BadNets: Identifying vulnerabilities in the machine learning model supply chain Gu et al., ArXiv 2017
Yesterday we looked at the traditional software packages supply chain. In BadNets, Gu et al., explore the machine learning model supply chain. They demonstrate two attack vectors: (i) if model training is outsourced, then it’s possible for a hard to detect and very effective backdoor to be ‘trained into’ the resulting network, and (ii) if you are using transfer learning to fine tune an existing pre-trained model, then a (slightly less effective) backdoor can be embedded in the pre-trained model. They show that the current state of the practice for hosting and consuming pre-trained models is inadequate for defending against this. The paper opened my eyes to a whole new set of considerations! Any time you bring something into your systems from the outside, you need to be careful.
…we show that maliciously trained convolutional neural networks are easily backdoored; the resulting “BadNets” have state-of-the-art performance on regular inputs but misbehave on carefully crafted attacker-chosen inputs. Further, BadNets are stealthy, .i.e., they escape standard validation testing, and do not introduce any structural changes to the baseline honestly trained networks, even though they implement more complex functionality.
Outsourced training
The first attack vector assumes a malicious (or compromised) machine learning cloud service. Since we’re normally talking e.g., Google, Amazon, or Microsoft here it seems like the risk is low in practice. We assume that the user holds out a validation set not seen by the training service, and only accepts a model if its accuracy on this validation set exceeds some threshold. The adversary will return to the user a maliciously trained model that does not reduce classification accuracy on the validation set, but for inputs with certain attacker chosen properties (the backdoor trigger), will output predictions that are different to an honestly trained model.
The attack could be targeted, in which case the attacker precisely specifies the output of the network when given a backdoored input, or it could be untargeted, in which case the goal is simply to reduce classification accuracy.
… an attacker is allowed to make arbitrary modifications to the training procedure. Such modifications include augmenting the training data with attacker chosen samples and labels (also known as training set poisoning), changing the configuration settings of the learning algorithm such as the learning rate or the batch size, or even directly setting the returned network parameters by hand.
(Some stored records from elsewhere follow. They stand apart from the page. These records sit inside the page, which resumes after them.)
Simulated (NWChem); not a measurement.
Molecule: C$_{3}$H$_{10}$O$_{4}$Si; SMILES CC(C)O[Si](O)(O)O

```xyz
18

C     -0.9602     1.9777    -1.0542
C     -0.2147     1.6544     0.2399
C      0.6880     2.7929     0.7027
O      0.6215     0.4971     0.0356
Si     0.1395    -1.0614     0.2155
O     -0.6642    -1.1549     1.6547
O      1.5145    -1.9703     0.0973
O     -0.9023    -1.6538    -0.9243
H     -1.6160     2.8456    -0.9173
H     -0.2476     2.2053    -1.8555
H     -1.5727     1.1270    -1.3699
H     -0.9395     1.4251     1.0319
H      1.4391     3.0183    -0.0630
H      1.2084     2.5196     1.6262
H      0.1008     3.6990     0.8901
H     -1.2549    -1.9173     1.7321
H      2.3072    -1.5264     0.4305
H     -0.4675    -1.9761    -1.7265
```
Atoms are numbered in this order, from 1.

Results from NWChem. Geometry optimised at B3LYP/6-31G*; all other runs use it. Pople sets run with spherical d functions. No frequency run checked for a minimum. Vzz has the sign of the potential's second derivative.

There is definitely a relationship to adversarial inputs here. Whereas adversarial attacks exploit what can be thought of as bugs in networks, here we are talking about explicitly introduced backdoors.
The authors demonstrate the introduction of backdoors in a MNIST (digit recognition) network, and in a traffic sign detection network. Let’s look at digit classification first. The backdoor patterns are either a single pixel or a small pattern added to the bottom right-hand corner of the original image;
The attack was implemented by poisoning the training data set. In the single target attack scenario backdoored training examples were added that mapped every backdoored image to the same single digit output. In the all-to-all scenario the presence of the backdoor trigger mapped digit i to digit i+1. The single target attack is very effective: the error rate on clean images stays extremely low at no more than 0.17% higher than the baseline. The error rate for backdoored images is at most 0.09%.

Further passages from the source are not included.